Peter Howes identifies the five areas that must be considered to successfully cope with an increasingly unpredictable business environment.
Making the difference – tools for perfect planning
- Measure the health of your current workforce
This requires going further than the initial snapshot of organisational health. Consider the risk of vacancies of certain positions and how they may impact the organisation. What would be the ramp-up time to bring a new hire up to speed? Look at the age distribution of critical job families and the effects of current reductions on typical succession paths. Analyse the voluntary turnover in critical job families by segment, and the career path and experience profiles of your workforce.
- Evaluate the current workforce to identify potential risks
Focus on roles – not people – and identify the pivotal roles; those that conduct the core business; the positions that may become part of the core business under future scenarios; roles that have been difficult to fill or require a long training time; and those that have the largest number of staff. This is your list of critical job roles for workforce planning regardless of the economic conditions. Use it to institutionalise a framework for categorising, analysing and reporting trends, and develop segment analyses and strategies for each segment. The end result of this framework is a map of your organisation’s human capital.

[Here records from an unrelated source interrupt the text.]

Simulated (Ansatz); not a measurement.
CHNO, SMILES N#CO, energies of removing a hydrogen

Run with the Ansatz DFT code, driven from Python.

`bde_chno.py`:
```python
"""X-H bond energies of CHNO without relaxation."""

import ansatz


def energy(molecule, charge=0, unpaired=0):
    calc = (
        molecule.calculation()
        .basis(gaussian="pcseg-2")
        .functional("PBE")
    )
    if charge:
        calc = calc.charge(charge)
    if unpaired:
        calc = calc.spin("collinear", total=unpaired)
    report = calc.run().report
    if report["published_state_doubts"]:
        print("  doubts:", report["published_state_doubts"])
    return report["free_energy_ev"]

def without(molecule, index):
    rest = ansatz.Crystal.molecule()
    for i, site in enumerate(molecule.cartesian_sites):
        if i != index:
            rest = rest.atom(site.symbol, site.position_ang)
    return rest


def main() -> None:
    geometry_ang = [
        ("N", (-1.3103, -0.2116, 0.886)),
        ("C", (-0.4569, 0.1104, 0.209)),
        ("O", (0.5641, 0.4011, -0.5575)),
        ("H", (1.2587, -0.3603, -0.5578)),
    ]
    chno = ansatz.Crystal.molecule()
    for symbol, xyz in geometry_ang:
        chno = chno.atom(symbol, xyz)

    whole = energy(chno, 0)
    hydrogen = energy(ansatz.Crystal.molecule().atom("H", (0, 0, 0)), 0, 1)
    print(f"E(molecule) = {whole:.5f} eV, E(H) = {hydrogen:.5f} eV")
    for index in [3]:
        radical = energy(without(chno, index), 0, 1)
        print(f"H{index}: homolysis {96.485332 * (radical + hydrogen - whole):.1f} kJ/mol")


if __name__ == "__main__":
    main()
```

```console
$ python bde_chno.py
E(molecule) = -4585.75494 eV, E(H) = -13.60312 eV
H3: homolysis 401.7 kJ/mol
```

- Use scenarios to work with uncertainty
Scenarios are the articulation of what we predict will significantly impact the business during the forecast period. They typically take into account projected economic conditions in three, five and ten years time, although given the speed of change right now, some industries need to work on shorter time-scales.
The scenario builds a picture of how the external environment (and economy) will affect the business, and how the business will operate to most effectively respond to these impacts. The key characteristics of scenarios include focus on a range of plausible outcomes for GDP growth, market share, commodity prices, exchange rates, technology and innovation. To be of any use scenarios should concentrate on the most relevant issues to the business, bridging the gap between intuition, educated guess and fact. The importance of scenarios is that they ensure a workforce plan is a true planning document and not just a budgeting process.
- Identify potential shortfalls in external labour supply
While you can’t control the external environment, it is essential to account for it during planning. This is where HR looks outside the organisation to consider societal and demographic trends that might impact the supply of talent for critical jobs. If the right number of qualified trainees is not coming through the education or trade system, it could be time to develop alternative strategies. In the past this has included partnerships with universities and trade schools; pre-active retraining of existing staff and the development of new career paths; and redefining job roles and responsibilities. Resources may need to be reallocated to attract key talent.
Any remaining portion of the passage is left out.